How cold chain plays a critical role for the frozen food sector

Frozen food is on an uptrend in India. Amongst the emerging markets, India is nearly last in adopting cold chain technology which is fast and reliable. It is well known that almost 40% of the food consumed in the western world is frozen. For a long time, in India, it has just been ice cream that has made a cold chain necessary. However, that is changing fast.
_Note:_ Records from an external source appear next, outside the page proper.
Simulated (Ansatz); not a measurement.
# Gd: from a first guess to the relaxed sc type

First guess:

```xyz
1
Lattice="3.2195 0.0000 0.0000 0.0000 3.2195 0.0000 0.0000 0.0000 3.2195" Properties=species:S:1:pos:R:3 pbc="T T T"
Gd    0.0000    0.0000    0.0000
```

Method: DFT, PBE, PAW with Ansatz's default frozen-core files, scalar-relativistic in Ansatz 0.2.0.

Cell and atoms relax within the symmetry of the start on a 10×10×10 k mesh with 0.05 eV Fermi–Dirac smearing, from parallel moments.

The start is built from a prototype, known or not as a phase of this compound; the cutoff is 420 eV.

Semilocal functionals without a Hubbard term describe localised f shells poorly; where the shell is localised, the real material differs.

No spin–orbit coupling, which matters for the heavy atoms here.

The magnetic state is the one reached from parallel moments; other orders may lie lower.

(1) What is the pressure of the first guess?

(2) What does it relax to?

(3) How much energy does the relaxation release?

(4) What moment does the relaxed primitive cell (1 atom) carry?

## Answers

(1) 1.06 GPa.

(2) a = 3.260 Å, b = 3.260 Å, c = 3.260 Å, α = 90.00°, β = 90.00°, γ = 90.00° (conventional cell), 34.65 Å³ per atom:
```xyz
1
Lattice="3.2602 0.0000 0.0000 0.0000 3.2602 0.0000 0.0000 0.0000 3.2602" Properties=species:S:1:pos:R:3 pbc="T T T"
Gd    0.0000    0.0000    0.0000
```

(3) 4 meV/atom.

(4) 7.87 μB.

French fries, parathas, spring rolls, ready-to-cook kebabs, sauces, gravies, pizzas, and more, can be bought from your local grocery store. You can store them in your freezer and use them as and when needed. This change is a difficult one for us to wrap our heads around. I admit, even in my family, food that is “freshly cooked” is healthier and tastes better. Science does not agree. With the right technology, freezing food naturally locks in all the nutrients into the food. Check the back of the packet for any food you buy. As long as it is not high in saturated fats or sodium, it is as healthy as fresh food. (This is not my opinion; these are facts). In the late 1990s, it was normal for any food service business to buy potatoes, peel, cut, parboil and then fry them to make French fries. Today, 95% of food service businesses buy frozen French fries. This has been facilitated by an increasingly robust cold chain.

Companies have sprung up across the country, offering cross-state logistics in refrigerating trucks. Some distributors are setting up vehicle fleets which have freezers on wheels. It has become a lucrative business. To improve consistency and reduce costs, the food service industry is now extensively using these products, including peas, cheese, butter, seafood, meat, sauces, gravies, and frozen snacks. Customers benefit from consistent products, no matter where they are. They also get a price advantage since this process reduces wastage and helps the business’ bottom line.

Another powerful driver is the government’s push to Make in India. Many previously imported products are now manufactured in-house. Examples include French cheese, Italian gelato, cured meats, frozen croissants, frozen pizzas, etc. The push to make these in India has many benefits. For one, it is a significant reduction in costs. Second, with self-sustainable production we cut out the dependence on external factors. The war in Ukraine and the subsequent supply chain disruptions caused many issues with imported food products. But Indian-made products did not suffer and had a dream run.

It is no wonder that companies are doing innovative stuff in this space and I like to believe we are one of them with our frozen croissant dough. Our product is a laminated, pre-cut, pre-rolled croissant sold to hotels, restaurants, and caterers. They need to thaw and bake it, and they can serve freshly baked croissants. Before this, all frozen croissants were imported. Not only does this have significant cost implications, but it is also taxed higher than our product. The other option is to make it from scratch. It is one of the most notoriously difficult products to make consistently according to most bakery chefs. When it comes to croissants, 2+2 is not always equal to 4. Despite making thousands of croissants a month for the past two years, we are still learning new things every day about croissants.

It is reassuring that India is adopting the frozen food revolution, and people’s mind blocks are easing. As the adoption of healthier, more nutritious frozen food grows, we are likely to move towards large-scale adoption of western standards of frozen foods. Indian freezer spaces are increasing, and these signs are very encouraging.